Is the criminal justice system racially biased? Racial
discrimination has been a very social injustice for most people. One of the
most important American principles is equal treatment. This value is shown in national
documents such as the Declaration of Independence, and the Fourteenth Amendment
to the Constitution which guarantees the right to the “equal protection” (1). However,
most analysts of the criminal justice system believe that this right is
hampered by discretionary decisions and other elements that engenders racial

Throughout the years, crime and
punishment have provided some of the strongest symbols of the racial divide
here in America. For decades’ criminal justice critics have argued and have cited
instances of the racial discrimination is the system. Based on the American
Sociological Association-Department of Research and Development it states: “Although
overt discrimination has diminished in the criminal justice system over recent
decades, at the beginning of the twenty-first century, we continue to grapple
with the perceptions of and the reality of unfairness in our justice system” (2). In other words, over the past fifty years, the system has been
struggling with racial conflicts. For instance, chain-gang
style penal practices, prosecutorial, and judicial racism were common,
particularly in the southern criminal justice systems. Due to these events, Whites and African Americans experience life differently causing
these two races to view the criminal justice system differently.

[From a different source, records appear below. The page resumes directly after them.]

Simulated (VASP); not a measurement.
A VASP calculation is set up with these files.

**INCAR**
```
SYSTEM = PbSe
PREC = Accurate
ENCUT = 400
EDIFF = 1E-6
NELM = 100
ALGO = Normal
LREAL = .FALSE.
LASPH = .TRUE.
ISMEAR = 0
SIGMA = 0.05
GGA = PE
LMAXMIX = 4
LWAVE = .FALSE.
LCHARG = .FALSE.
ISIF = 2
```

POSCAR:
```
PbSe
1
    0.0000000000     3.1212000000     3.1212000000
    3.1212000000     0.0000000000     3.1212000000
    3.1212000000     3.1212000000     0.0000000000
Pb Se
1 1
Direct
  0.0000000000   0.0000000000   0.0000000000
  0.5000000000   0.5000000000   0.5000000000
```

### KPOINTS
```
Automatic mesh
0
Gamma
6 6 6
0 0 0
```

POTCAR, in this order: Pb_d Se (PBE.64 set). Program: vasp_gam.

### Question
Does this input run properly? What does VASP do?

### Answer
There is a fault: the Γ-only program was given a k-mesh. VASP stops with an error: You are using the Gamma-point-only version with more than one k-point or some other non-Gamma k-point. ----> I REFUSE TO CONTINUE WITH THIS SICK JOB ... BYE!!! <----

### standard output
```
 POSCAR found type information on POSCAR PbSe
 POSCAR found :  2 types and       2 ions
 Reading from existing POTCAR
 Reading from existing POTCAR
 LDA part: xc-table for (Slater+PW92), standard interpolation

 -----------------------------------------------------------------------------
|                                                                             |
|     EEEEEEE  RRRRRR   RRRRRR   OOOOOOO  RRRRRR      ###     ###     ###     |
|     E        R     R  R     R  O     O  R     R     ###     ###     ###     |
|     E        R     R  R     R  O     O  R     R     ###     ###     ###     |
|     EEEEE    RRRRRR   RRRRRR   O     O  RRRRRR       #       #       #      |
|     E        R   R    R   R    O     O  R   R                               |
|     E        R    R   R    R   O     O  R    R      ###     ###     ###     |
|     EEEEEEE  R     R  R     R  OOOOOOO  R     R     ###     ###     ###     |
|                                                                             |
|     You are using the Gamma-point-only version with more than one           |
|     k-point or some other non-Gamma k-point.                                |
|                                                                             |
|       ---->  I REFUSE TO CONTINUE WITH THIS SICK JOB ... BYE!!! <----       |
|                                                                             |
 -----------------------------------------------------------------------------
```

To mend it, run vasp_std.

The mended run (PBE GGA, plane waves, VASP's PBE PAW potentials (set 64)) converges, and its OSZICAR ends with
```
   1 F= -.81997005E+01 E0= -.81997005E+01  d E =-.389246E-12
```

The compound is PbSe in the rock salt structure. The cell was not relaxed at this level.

Furthermore, I do feel that the
criminal justice system is racially biased. According to
Cole, Smith, & DeJong (2015): “In sentencing for federal crimes, African
American male offenders on average received sentences more than 20 percent longer
than white male offenders” (1). Within this, is very obvious that white people
have higher advantages in the system than African Americans. A perfect example
in order to prove that there is racial discrimination in the system would be to
say that two teenagers show up to court in a detention hearing. One of the
teenagers is white and comes from a wealthy family. The other teenager is a not
white and comes from a single-parent family. The affluent mom says, “Your
Honor, I will watch my child, he will never be outside of adult supervision,
and we will have him go to a counselor.” It is more likely that the white
teenager will get away with it. This is one of the reasons why I believe that the
system is not fair and institutional racism is still alive in the criminal
justice system. Further studies state that, “While
some researchers have argued that racial discrimination is pervasive and deeply
rooted throughout the criminal justice system, and others have maintained that
intentional discrimination does not exist, the empirical picture is more
complex. Many researchers have concluded that the social science research
overall shows that racial discrimination does occur in some stages of justice
processing…” (2). These studies show that there
is discrimination in the system and these statistics prove it. This is also a bad
thing for the system as a whole, because it creates the racial disparity. From my point of view, some of the decisions in the judicial
system should be based on evidence to help to prove guilt or prior criminal
record of the defendant and these decisions should not be made based on color
or race.

Although some people believe
that the criminal justice system is racially biased, there are others that
think the opposite. Other’s believe and feel that this type of discrimination
does not exist in the system. Most of them argue that that
crime is activity common to all classes and that decisions throughout the
justice system are based on the amount of evidence collected from the crime. It is true, all classes commit crime but I am not fully convinced by the other sides, I believe that this
system is racially biased. Now days, white individuals are over privileged in
this country compared to other races. Being stopped by police for no apparent reason is
unfortunately a common complaint among people of color. As stated by Cole, Smith, & DeJong
(2015): “Many young men, in particular, can describe multiple incidents when
they were followed by officers, temporarily taken into custody, forced by
police to hand over money and property, or subjected to physical force for no
reason (1). This does make sense because in most cases, people who are
arrested for committing a crime are either African Americans or some other race
other than white.

Overall, there is no doubt that
racial discrimination still exists in the U.S. criminal justice system. It is
possible to reduce or prevent the most harmful effects of those biases and
getting there will require time and great political will.